Overall, catholic school students are engaged, have a sense of belonging, feel safe at school and are performing well in basic subjects according to a new survey unveiled at the Board of Education meeting Monday.
Students in Grades 4 through 12 participated in the “Tell Them From Me” (TTFM) survey that Christ the Teacher School Division piloted in May and will be rolled out to all Saskatchewan schools over the next couple of years.
In most categories, local students fared as well or better than the Canadian average, but trustee Kevin Lubinieki questioned whether the results could be trusted citing the fact the data is self-reported and that students traditionally don’t take such things very seriously.
Superintendent Chad Holinaty said the data would certainly require a good deal of analysis. As an example he cited the result of the question regarding grade repetition. Grade 10 students reported that 25 per cent of them had repeated a grade at school since Kindergarten.
“I simply don’t believe that’s true,” Holinaty said, adding some of the numbers could be verified by other means and that in other cases the perception of students was just as important as the reality. Nevertheless, he said, the data is a good starting point toward improving student outcomes.
Superintendent Barbara McKesey answered the point about the engagement of students with the survey itself. She explained that web-based survey was very easy to complete, that the students, for the most part, enjoyed doing it and that the questions were very specific—i.e., defined what was meant by sexual harassment etc.—so as to avoid ambiguity.
The most dramatic data to come out of the survey were the statistics on bullying. While the 25 per cent of boys and 22 per cent of girls who reported they had been bullied within the past four weeks is no greater than the Canadian average, it is still alarming to educators.
Darrell Zaba, director of education, was excited by the opportunity the data presents to address one of the most prevalent issues of the day. He said it gives them information they never had before such as where bullying is happening, when it is happening and how kids are dealing with it.
Father Ray Lukie, St. Mary’s parish priest, cautioned that putting too much emphasis on bullying, could fuel the fire more than put it out.
“If you want people to read a book, ban it,” he said.
Lukie also suggested that sensitivity to the issue has redefined what bullying means to people and that the numbers may be inflated because of behaviour that is merely kids being kids.
That point of view may be partially borne out by another question on the survey. Despite the roughly 24 per cent of students who reported having been bullied, 90 per cent reported feeling safe at school and 94 per cent reported feeling safe going to and coming home from school.
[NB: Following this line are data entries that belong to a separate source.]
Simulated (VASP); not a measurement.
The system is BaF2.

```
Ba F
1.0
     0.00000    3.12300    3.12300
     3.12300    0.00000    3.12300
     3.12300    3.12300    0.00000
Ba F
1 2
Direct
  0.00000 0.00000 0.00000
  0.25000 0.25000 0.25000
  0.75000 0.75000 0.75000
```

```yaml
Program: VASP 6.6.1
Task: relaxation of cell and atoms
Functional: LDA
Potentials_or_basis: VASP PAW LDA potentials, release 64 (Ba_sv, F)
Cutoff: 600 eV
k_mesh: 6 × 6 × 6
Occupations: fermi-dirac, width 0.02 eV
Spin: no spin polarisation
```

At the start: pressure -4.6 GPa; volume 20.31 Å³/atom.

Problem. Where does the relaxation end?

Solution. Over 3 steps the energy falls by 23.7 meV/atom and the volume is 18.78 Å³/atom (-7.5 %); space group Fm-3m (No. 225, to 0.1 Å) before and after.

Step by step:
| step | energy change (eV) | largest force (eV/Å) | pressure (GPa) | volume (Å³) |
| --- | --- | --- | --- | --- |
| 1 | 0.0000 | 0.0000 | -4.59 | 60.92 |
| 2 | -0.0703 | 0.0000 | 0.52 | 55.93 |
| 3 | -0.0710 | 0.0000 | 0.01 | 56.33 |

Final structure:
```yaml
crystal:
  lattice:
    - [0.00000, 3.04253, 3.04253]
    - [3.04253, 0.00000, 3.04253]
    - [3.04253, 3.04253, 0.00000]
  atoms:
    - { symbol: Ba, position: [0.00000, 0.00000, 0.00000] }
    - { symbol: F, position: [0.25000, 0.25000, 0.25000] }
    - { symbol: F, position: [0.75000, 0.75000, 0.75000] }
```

In addition to the standard questions, school divisions are able to customize the survey with two additional questions. Christ the Teacher officials decided to ask students if they found daily prayer at school meaningful and engaging and whether they felt their catholic school experience had made them a better person.
McKesey said the results were encouraging. On the high school side, 68 per cent of students agreed or strongly agreed that prayer was meaningful and engaging while 70 per cent agreed or strongly agreed catholic school made them a better person. Elementary students were even more enthusiastic agreeing or strongly agreeing at 79 per cent and 81 per cent respectively for the two questions.
The division will repeat the survey sometime around November, Zaba said.